His great-great grandfather, great-grandfather and grandfather ran millwork companies in North Carolina. When his ancestor George Makepeace moved his branch of the family south in the 1830s, he came because he knew how to run a textile plant. “He was,” Makepeace said, “the Yankee with the textile know-how.”
“I’ve always been a creative person,” Makepeace said. “Not necessarily making art, but just in everyday life, I’ve able to connect the dots. I pay attention to what’s going on around me and within me. I connect those feelings … through art.”
One of the first pieces of sculpture Makepeace made was a wooden paddle. It now hangs on a wall of his studio at the ACA Sculpture Studio of SCAD, located in Midtown next to the High Museum.
The paddle doesn’t really look like other pieces he’s made. Several are fabricated from metal or use everyday objects, such as Coke bottles, to make their points.
But the paddle is personal. It comes with its own backstory. Makepeace made it in memory of a wooden paddle his father had ordered him to make at the family’s millwork business when he was about 7. The young boy had gotten in trouble during a family gathering. Once he finished the paddle, his dad used it to spank him. Makepeace titled his recent piece “direction.” But it has a second meaning, he said. “People say, ‘You’re up the creek without a paddle.’ I have a paddle,” he said. “It’s right there.”

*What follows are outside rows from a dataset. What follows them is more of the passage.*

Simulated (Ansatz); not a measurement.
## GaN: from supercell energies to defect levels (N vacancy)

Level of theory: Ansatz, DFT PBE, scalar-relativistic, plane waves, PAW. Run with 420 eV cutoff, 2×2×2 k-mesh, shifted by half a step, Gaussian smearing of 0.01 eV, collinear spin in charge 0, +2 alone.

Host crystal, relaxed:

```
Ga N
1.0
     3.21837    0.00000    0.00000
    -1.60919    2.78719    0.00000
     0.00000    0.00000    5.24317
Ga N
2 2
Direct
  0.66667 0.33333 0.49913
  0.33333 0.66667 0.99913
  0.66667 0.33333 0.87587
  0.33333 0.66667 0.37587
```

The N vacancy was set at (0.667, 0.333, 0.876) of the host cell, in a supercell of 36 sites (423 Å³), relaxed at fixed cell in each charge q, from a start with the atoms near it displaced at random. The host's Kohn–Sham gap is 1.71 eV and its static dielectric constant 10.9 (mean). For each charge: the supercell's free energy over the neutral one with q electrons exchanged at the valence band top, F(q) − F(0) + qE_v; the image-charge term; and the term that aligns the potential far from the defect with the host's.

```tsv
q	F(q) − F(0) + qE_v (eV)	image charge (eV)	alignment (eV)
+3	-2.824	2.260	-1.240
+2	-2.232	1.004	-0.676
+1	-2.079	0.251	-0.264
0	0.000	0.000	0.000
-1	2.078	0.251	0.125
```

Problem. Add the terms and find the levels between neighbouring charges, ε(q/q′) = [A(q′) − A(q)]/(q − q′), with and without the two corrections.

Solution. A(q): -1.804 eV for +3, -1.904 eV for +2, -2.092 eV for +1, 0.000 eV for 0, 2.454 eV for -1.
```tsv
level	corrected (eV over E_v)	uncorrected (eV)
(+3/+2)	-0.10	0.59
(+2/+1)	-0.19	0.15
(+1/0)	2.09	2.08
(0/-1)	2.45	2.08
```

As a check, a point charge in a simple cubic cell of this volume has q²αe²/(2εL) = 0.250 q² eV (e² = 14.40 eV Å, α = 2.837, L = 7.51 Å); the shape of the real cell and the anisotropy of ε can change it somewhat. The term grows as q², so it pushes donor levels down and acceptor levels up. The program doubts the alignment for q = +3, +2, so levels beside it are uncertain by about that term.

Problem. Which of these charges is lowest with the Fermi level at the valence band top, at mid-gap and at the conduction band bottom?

He joined the Marines when he was in college. He hadn’t intended to, he said. A roommate called a recruiting hotline “and volunteered me as a joke.” When a recruiter called, “we told him it was a joke, but he kept calling me.” Eventually, Makepeace signed up. “I have always been somewhat spontaneous and the more it was explained to me, the more it sounded like a good idea,” he said. “So, I just went for it.”
It stuck. He served 24-and-a-half years, most of it in the reserves. He spent six years on active duty in posts scattered from Iraq to Bolivia to Europe. Many of those years, his regular job was working as a financial advisor. About a year ago, he needed a change and decided to try his hand at art. He signed up for classes at the Savannah College of Art and Design and is working on a master of fine arts degree in sculpture.
A few months ago, he thought up a way to combine his background in business and the military with his new interest in making art. Starting this month, he plans to open a temporary gallery at American Legion Post 140, located at Chastain Park. He’s calling it an “art party.”
He’s been a member of the post for 13 years, he said, and thought it seemed like a good place for Buckhead art fans to see new works by local artists. He’s invited other students from SCAD and from Kennesaw State to show their works at the legion house.
The gallery will be open on 10 consecutive Wednesdays, starting Jan. 15 and ending March 18. Anyone who wants to show and sell their works is invited to join via his website at makeartlovepeace.com. They’re being asked to donate 10 percent of their sales to the legion post. “It is open to any artist,” he said. “It’s an open studio.”
What draws an ex-Marine to making art? “To me, it’s first and foremost for pleasure,” he said. “I enjoy doing this. I enjoy the process. I enjoy making art. It’s process-driven.”
Besides, he comes from a long line of people who make things. He’s settling back into what he sees as an update on a family tradition.
“I just see my art as a collection of my life experiences, the different buckets you can draw from,” he said. “Anything I’ve ever done in my life, somehow, in some way, comes through in the art.”